Emmanuel-Naive / MATD3

Use Multi-agent Twin Delayed Deep Deterministic Policy Gradient(TD3) algorithm to find reasonable paths for ships
43 stars 4 forks source link

Some questions about model #3

Open IIIgnac opened 1 year ago

IIIgnac commented 1 year ago

Hello, as a newcomer to reinforcement learning, I have some questions I would like to ask.

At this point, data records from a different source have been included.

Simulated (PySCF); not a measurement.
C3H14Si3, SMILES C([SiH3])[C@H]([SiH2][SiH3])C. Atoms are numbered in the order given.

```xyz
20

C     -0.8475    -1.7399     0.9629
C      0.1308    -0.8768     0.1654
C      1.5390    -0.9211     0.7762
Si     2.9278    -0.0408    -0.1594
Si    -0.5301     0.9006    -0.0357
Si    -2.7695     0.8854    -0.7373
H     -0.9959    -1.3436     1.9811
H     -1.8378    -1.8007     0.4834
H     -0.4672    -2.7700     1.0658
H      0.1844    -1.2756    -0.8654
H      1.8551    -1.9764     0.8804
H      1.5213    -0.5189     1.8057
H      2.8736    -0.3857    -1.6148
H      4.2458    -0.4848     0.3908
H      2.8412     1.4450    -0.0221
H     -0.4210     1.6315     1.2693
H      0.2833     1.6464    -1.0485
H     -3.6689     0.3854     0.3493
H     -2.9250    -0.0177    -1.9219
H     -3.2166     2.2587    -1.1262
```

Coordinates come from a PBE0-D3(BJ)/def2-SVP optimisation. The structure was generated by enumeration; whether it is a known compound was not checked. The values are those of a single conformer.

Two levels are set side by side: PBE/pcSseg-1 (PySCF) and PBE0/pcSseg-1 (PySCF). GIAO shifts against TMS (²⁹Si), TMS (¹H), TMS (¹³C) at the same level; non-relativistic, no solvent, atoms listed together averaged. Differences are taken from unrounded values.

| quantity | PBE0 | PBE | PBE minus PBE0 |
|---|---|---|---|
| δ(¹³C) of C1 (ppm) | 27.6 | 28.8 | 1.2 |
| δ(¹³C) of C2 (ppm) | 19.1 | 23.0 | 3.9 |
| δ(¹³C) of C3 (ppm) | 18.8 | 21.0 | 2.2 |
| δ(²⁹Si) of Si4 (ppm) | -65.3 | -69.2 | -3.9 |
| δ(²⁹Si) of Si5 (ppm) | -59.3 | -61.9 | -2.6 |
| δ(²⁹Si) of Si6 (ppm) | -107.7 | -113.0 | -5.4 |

  1. Are the hyperparameters in the model suitable for all scenarios?
  2. When I was training the model with your parameters, I found that the final result was very poor, which appeared in almost every scenario. I recorded the reward value in each episode, and I found that the model does not converge to a high reward, on the contrary,it converges to a negative reward every time. So I have a doubt, are the hyperparameters in the code you provided final hyperparameters? If I need to train the model myself, in what aspects do I need to adjust the parameters? Thank you very much!
Emmanuel-Naive commented 1 year ago

Hi, welcome and good luck with learning.

  1. The TD3 algorithm, which is improved from the DDPG, does need to adjust the hyperparameters.

2.1 Due to some features of neural networks (such as supersaturation, and overfitting), increasing the amount of training does not necessarily guarantee that the learning curve (the reward value) will always rise. By the way, multi-agent learning will cause more situations (such as stability and learning modes) and it normally exacerbates this problem. 2.2 The reinforcement learning algorithms try to find the optimal policy. Here, the aim is that the algorithm tries to find reasonable paths for ships. So, in this case, I need a model which will get the highest score. In other words, a terrible reward curve is acceptable for my project, if this curve is increasing at the beginning and the optimal path set is found. 2.3 If u want to get the perfect model for each scenario, adjusting parameters is necessary. If u just want to find reasonable paths, the model with these given parameters is acceptable.